Should All Athletes Be Drug Tested?

Drug tests have become a norm rather than an exception in the modern sporting industry. In fact, drug testing for performance-enhancing drugs is mandatory in the world’s popular and most celebrated professional and amateur competitions. The concept of drug testing has come a long way and the debate as to whether it should be mandatory or not has been met with varying opinions with each faction proving a point. In the recent past, we’ve witnessed professionals being stripped of their wins and paying a price for drug cheating. Some of these include Justin Gatlin, Maria Sharapova, Tyson Gay, Anderson Silva, Ben Johnson, Shane Warne, Lance Armstrong, and the list is long. At one point, the actions by the world governing bodies have had a far-reaching impact on the reputation and careers of some of the world’s leading athletes. On the basis of this background, this article seeks to lay bare the justifications for drug testing.

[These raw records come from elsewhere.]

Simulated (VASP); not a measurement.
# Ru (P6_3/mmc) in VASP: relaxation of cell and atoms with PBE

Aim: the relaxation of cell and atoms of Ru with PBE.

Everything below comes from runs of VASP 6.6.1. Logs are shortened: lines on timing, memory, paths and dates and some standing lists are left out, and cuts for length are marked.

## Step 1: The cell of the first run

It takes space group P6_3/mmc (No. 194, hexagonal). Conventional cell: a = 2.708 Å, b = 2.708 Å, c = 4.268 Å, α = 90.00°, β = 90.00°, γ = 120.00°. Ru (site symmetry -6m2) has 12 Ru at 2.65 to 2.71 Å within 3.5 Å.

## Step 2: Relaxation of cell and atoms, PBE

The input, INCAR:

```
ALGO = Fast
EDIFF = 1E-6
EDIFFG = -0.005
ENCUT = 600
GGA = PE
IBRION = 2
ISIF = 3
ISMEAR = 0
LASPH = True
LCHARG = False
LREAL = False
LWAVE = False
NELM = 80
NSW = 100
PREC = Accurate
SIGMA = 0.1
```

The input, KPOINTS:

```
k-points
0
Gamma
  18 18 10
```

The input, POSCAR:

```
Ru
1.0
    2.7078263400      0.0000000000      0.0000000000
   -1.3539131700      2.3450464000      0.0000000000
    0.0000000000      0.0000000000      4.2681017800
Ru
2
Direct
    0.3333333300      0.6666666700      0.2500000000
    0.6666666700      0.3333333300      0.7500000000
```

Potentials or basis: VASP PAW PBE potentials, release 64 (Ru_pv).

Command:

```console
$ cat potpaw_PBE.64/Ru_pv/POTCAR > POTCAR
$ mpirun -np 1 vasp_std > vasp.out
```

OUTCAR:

Sports and championships are aimed at creating a level playing ground to allow competitors to display their inherent talent. This means that when one uses a drug, he or she gains an unfair advantage over the rest. Subsequently, users of drugs win competitions they otherwise wouldn’t have won, putting the spirit of competition into question. It also captures the sanctity of sport and causes other people to do whatever they can to be on the same level as those using drugs. So testing for performance-enhancing drugs among athletes makes total sense.
Isn’t it true that aside from sporting athletes have a life to live? Won’t these drugs impact on you and make you worse at other things? Well, while such drugs have proven extremely effective in bolstering energy and stamina among users, the bitter truth is that the effects are short-lived. Essentially, users of performance-enhancing drugs often enjoy a shorter playing tenure and as such do not last in the sport.

The long term health effects of performance enhancers such as steroids are real. Users of these drugs unknowingly hurt their bodies. Aside from being essentially harmful to the body, these drugs create a false impression of power. This means that they cheat your body to higher levels endurance a phenomenon that leads to strain and damage t boy tissues. Human bodies are designed to naturally adjust to situations through consistent and regulated exercises. Perhaps this should be the rationale for drug tests as a way of discouraging athletes from using steroids and other forms of drugs.

Athletes consume these drugs not because they want to be on the same competing level, instead, they do so to confer themselves an undue advantage. If we were to allow for drug use among athletes, then everyone will be struggling to outperform the other and the end result is the question of whoever takes more enhancers becomes the winner. Ideally, the whole business will culminate into a more violent, extreme affair that renders the sport meaningless. It has been proven through years of research that even scientifically based exercise regimens, advanced physiological and cardio cannot match the overwhelming effect of drugs. This means that in an elite group of athletes, the use of drugs will create a distinct sub-group who will outperform non-users of drugs. This means that the potency of drugs beats any form of training.

There are multiple reasons to support drug testing and one of them is respect for the rules of the sport and the fact that natural performance is the underlying basis of sporting. Rules are the guiding stones and provide a level playing ground—they are established to preserve a sport. In the sporting industry, historic records are revered, so without drug testing, such critical concepts would be useless since everyone would set a record.

In all fairness, the dangers of performance enhancers are greater than the short-run benefits. Without drug testing, the world would be preparing for a global health catastrophe. Drug use by athletes is not just a danger to the athletes, but also to the masses, especially young populations who emulate adult professionals. Therefore, children look up to adults to form their behavior and mindset about certain ways of doing things. Children emulate the style of playing of world-class athletes. What this means is that admission of using drugs to enhance performance sends a signal to young or upcoming athletes that that’s how winning comes about. As such, drug use should be everyone’s concern and should not just be left for professional bodies governing sports.

Having laid bare both health and social underpinnings in support of the argument that all athletes should be tested, it is no clear than ever before that this trend should be the norm going forward. The dangers of using drugs and the fact that it suffocates the primary purpose of competition mean that both amateur and professional athletes should not be given a free rein to use or abuse drugs.